Honestly, I'm not sure reinventing the lockpick mechanic is worth the dev time it would take to implement a much more robust design. I do like this kit idea, and I would absolutely install a mod implementation of it.

I think it would be better to just tweak the given system, and that system not by a lot. I would focus on keeping the general approach the same, while updating the lockpick perk to provide a benefit that players are more likely to recognize. Specifically, I would fix the perks:
  • First point: slight reduction in chance to break a lockpick, first lockpick failure on each attempt slows the timer instead of breaking a pick.
  • Second point: additional slight reduction in chance to slow\break a pick.
  • Third point: overall increase of lockpick speed.
  • Fourth point: second lockpick failure on each attempt slows the timer instead of breaking a pick.
  • Fifth point: locking speed is even faster. After breaking a lockpick the timer picks up exactly where you left off (never again get locked into a 4 second groundhog day).
Human beings are notoriously bad at perceiving incremental changes in probability. It is a fact that if you perk into lockpicking, even though it can feel like there is no difference, that you just stop having to replace your lockpicks. So it isn't even that the perks are bad. It's just that the experience of lockpicking in this game feels punitive, and spending points in the perks don't feel like they are well spent. Having the perks provide a benefit that the player is able to easily observe, while also mitigating the negative lockpicking experience, would do wonders I think.
 
Honestly, I'm not sure reinventing the lockpick mechanic is worth the dev time it would take to implement a much more robust design. I do like this kit idea, and I would absolutely install a mod implementation of it.

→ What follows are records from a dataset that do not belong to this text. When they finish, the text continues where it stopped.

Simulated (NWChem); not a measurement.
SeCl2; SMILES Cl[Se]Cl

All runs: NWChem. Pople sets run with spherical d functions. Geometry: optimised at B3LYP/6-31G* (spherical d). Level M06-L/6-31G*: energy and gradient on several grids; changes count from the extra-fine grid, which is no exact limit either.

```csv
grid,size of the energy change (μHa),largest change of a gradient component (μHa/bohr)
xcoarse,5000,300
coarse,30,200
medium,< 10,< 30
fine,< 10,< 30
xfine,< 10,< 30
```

I think it would be better to just tweak the given system, and that system not by a lot. I would focus on keeping the general approach the same, while updating the lockpick perk to provide a benefit that players are more likely to recognize. Specifically, I would fix the perks:
  • First point: slight reduction in chance to break a lockpick, first lockpick failure on each attempt slows the timer instead of breaking a pick.
  • Second point: additional slight reduction in chance to slow\break a pick.
  • Third point: overall increase of lockpick speed.
  • Fourth point: second lockpick failure on each attempt slows the timer instead of breaking a pick.
  • Fifth point: locking speed is even faster. After breaking a lockpick the timer picks up exactly where you left off (never again get locked into a 4 second groundhog day).
Human beings are notoriously bad at perceiving incremental changes in probability. It is a fact that if you perk into lockpicking, even though it can feel like there is no difference, that you just stop having to replace your lockpicks. So it isn't even that the perks are bad. It's just that the experience of lockpicking in this game feels punitive, and spending points in the perks don't feel like they are well spent. Having the perks provide a benefit that the player is able to easily observe, while also mitigating the negative lockpicking experience, would do wonders I think.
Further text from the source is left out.